Cairo: More than 100,000 Egyptians protested outside the presidential palace in Cairo on Tuesday, fueling tensions over Islamist leader Mohammed Morsi's seizure of nearly unrestricted powers and the adoption by his allies of a controversial draft constitution.
The outpouring of anger across the Egyptian capital, the Mediterranean port of Alexandria and a string of other cities pointed to a prolonged standoff between the president and a newly united opposition. Morsi's opponents, long fractured by bickering and competing egos, have been re-energized since he announced decrees last month that place him above oversight of any kind, including by the courts, and provide immunity to two key bodies dominated by his allies: The 100-member panel drafting the constitution and parliament's upper chamber.
The decrees have led to charges that Morsi's powers turned him into a "new pharaoh." The large turnout in Tuesday's protests - dubbed "The Last Warning" by organizers - signaled sustained momentum for the opposition, which brought out at least 200,000 protesters to Cairo's Tahrir Square a week ago and a comparable number on Friday to demand that Morsi rescind the decrees.
The huge scale of the protests have dealt a blow to the legitimacy of the new constitution, which Morsi's opponents contend allows religious authorities too much influence over legislation, threatens to restrict freedom of expression and opens the door to Islamist control over day-to-day life. What the revived opposition has yet to make clear is what it will do next: campaign for a "no" vote on the draft constitution in a nationwide referendum set for December 15, or call on Egyptians to boycott the vote.
Already, the country's powerful judges have said they will not take on their customary role of overseeing the vote, thus robbing it of much of its legitimacy. Morsi was in the presidential palace conducting business as usual as the protesters gathered outside. He left for home through a back door as the crowds continued to swell, according to a presidential official who spoke on condition of anonymity because he was not authorized to speak to the media.

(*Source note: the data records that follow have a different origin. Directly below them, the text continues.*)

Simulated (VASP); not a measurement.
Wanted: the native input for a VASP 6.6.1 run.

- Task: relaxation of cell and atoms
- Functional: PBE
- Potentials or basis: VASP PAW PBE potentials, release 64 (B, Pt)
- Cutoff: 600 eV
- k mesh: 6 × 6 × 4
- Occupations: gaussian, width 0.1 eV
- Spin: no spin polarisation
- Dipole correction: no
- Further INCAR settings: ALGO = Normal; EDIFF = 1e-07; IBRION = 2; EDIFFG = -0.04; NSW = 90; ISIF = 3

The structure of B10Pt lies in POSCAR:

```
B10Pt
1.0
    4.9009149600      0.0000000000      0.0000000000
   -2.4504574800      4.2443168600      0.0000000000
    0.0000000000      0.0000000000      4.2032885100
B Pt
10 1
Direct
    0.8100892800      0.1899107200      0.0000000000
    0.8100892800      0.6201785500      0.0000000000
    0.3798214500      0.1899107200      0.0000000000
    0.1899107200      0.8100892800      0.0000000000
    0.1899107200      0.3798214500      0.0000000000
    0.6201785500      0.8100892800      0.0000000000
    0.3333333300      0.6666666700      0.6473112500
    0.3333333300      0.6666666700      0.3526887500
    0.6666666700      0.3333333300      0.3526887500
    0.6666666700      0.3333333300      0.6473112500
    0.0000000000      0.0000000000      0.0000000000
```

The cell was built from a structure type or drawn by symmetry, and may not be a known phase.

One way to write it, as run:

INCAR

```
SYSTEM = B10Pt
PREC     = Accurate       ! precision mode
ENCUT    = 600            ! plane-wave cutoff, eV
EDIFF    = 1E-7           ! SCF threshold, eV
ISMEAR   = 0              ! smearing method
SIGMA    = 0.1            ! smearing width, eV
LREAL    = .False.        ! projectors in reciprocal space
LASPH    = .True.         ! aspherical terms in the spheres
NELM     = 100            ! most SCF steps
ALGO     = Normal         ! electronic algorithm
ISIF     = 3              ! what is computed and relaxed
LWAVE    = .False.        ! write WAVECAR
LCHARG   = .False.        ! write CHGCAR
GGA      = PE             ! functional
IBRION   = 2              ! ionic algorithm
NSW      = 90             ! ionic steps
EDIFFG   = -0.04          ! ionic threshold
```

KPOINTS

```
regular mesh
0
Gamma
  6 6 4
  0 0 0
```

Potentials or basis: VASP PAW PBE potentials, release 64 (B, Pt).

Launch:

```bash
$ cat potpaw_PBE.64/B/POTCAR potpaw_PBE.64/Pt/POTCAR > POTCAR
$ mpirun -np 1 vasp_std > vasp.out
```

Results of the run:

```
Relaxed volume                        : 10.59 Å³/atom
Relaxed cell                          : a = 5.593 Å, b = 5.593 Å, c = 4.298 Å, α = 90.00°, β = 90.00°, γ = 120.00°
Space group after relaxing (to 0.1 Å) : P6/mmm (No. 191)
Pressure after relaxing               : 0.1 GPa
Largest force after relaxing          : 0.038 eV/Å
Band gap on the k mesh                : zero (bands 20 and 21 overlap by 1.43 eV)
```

The official said Morsi left on the advice of security officials to head off "possible dangers" and to calm the protesters. Morsi's spokesman, however, said the president left the palace at the end of his normal work day, through the door he routinely uses. The protest was peaceful except for a brief outburst when police used tear gas to prevent demonstrators from removing a barricade topped with barbed wire and converging on the palace.
The protesters covered most of the palace walls with anti-Morsi graffiti and waved giant banners carrying images of revolutionaries killed in earlier protests. "Down with the regime" and "No to Morsi," they wrote on the walls. "He isn't the president of all Egyptians, only of the Muslim Brotherhood," said protester Mariam Metwally, a postgraduate student of international law. "We don't feel like he is our president."
A giant poster emblazoned with an image of Morsi wearing a Pharaonic crown was hoisted between two street light posts outside the presidential palace. "Down with the president. No to the constitution," it declared. "The scene at Itihadiya palace is a stab at the president's legitimacy and his constitutional declaration," opposition leader Hamdeen Sabahi told a private TV network. "The scene sends a message to the president that he is running out of time."
The massive gathering was reminiscent of the one outside the palace on February 11, 2011 - the day authoritarian president Hosni Mubarak stepped down in the face of an 18-day uprising that ended his 29-year regime. Shouts of "Erhal! Erhal!" - Arabic for "Leave! Leave!" - and "The people want to topple the regime!" rose up from the crowd, the same chants used against Mubarak. This time, though, they were directed at his successor, Egypt's first democratically elected president.
"The same way we brought down Mubarak in 18 days, we can bring down Morsi in less," Ziad Oleimi, a prominent rights activist, told the crowds using a loudspeaker. Earlier Tuesday, several hundred protesters also gathered outside Morsi's residence in an upscale suburb. "Down with the sons of dogs. We are the power and we are the people," they chanted.
Morsi, who narrowly won the presidency in a June election, appeared to be in no mood for compromise. A statement by his office said he met Tuesday with his deputy, his prime minister and several top Cabinet members to discuss preparations for the referendum. The statement suggested business as usual at the palace, despite the mass rally outside its doors.
Asked why Morsi did not address the crowds, Muslim Brotherhood spokesman Mahmoud Ghozlan said the protesters were "rude" and included "thugs and drug addicts." The Islamists responded to the mass opposition protests last week by sending hundreds of thousands of supporters into Cairo's twin city of Giza on Saturday and across much of the country. Thousands also besieged Egypt's highest court, the Supreme Constitutional Court.
The court had been widely expected to declare the constitutional assembly that passed the draft charter illegitimate and to disband parliament's upper house, the Shura Council. Instead, the judges went on strike after they found their building under siege by protesters.